There were few flubs this year that compared to the one made by the American Family Association. The American Family Association is an ultra-conservative “family” organization that promotes their spin on Biblical values via the internet, a recipe for disaster if there ever was one. The AFA ratcheted up the protection of their moral rights this summer by opting to censor certain words on their site using the Worst Invention Ever: auto find-and-replace.
*Side Note: Auto find-and-replace is a horrible, horrible invention. Whoever invented it needs to have their name changed to “Poop Johnson.” That way, they’ll fully understand the power of their monstrous creation. No one actually uses auto find-and-replace to do anything productive. Auto find-and-replace was invented for evil pixies who hack computer databases and hijack report papers before replacing words like “the” with words like “boobies.” Nice job, auto find-and-replace inventor.
The specific word the AFA wanted to censor was “gay.” They chose to find-and-replace all instances of the word “gay” with the word “homosexual” instead. You can probably see where this is headed.
During the Summer Olympics, the AFA website picked up an AP news feed regarding none other than American sprinter Tyson Gay. Yes. Instead of “Tyson Gay wins…,” the headline read “Tyson Homosexual wins…” This isn’t the first time this booboo has occurred, either. Just ask Memphis Grizzlies star Rudy Gay. But really, what else would you expect from an organization that petitions the FCC every time an episode of The Simpsons airs.
In order to properly acknowledge the accomplishments of the AFA, we here at Seattle Sportsnet came up with a more complete list of words that the webmasters at AFA.net should consider censoring in the future. Feel free to contribute your own ideas, as well.

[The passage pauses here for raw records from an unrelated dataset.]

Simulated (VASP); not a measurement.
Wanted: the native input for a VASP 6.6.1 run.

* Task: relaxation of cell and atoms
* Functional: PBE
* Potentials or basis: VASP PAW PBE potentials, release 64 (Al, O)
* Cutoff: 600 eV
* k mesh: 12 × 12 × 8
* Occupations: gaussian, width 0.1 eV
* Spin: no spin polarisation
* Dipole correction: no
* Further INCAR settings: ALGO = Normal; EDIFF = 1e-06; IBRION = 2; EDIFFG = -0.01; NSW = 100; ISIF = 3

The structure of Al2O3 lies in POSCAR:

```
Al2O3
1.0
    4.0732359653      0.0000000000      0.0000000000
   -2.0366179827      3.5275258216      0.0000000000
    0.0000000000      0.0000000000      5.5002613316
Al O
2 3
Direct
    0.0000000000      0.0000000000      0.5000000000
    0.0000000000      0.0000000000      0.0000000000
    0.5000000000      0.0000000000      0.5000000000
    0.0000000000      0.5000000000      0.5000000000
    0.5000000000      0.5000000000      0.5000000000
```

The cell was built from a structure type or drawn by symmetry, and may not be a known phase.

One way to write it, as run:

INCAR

- Dick, Wang, Cock. Instead of the more offensive terms for male genitalia, let’s just go ahead and replace those with the old standard, “Penis.” As in, “Penis Vitale elected to College Basketball Hall of Fame,” “Chien-Ming Penis gets victory for Yankees,” and “Pedro Martinez spotted at illegal penis fight.”
- Balls. Not as appropriate as “testicles,” so we’ll pull the old switcharoo. As in, “Two testicles and one strike.”
- Pujols. Simply not the kind of name parents should have to try and explain to their children. We’ll go with “anal orifices” instead. As in, “Now batting for the Cardinals, Albert Anal Orifices!”
- JaMarcus. Not really offensive, but ethnic enough to scare off the most conservative families. Replaced with “Steve,” as in “Steve Russell under center for Raiders.”
- Boner. The proper term is “erection.” As in, “AFA wins Erection of the Year Award.”
- Sack. In health class, it’s called a “scrotum,” so that’s what we’ll call it, too. As in, “Michael Strahan with a huge scrotum!”
- First Base, Second Base, Third Base, Home Plate. To be replaced by “Friendship,” “First Date,” “Hand holding,” and “Marriage.”
There you go. No one can say we don’t do our part to help out American families. Feel free to check out the AFA website by clicking here and let them know that former Major League pitcher and ex-Mariner Homosexuallord Perry sends his best wishes.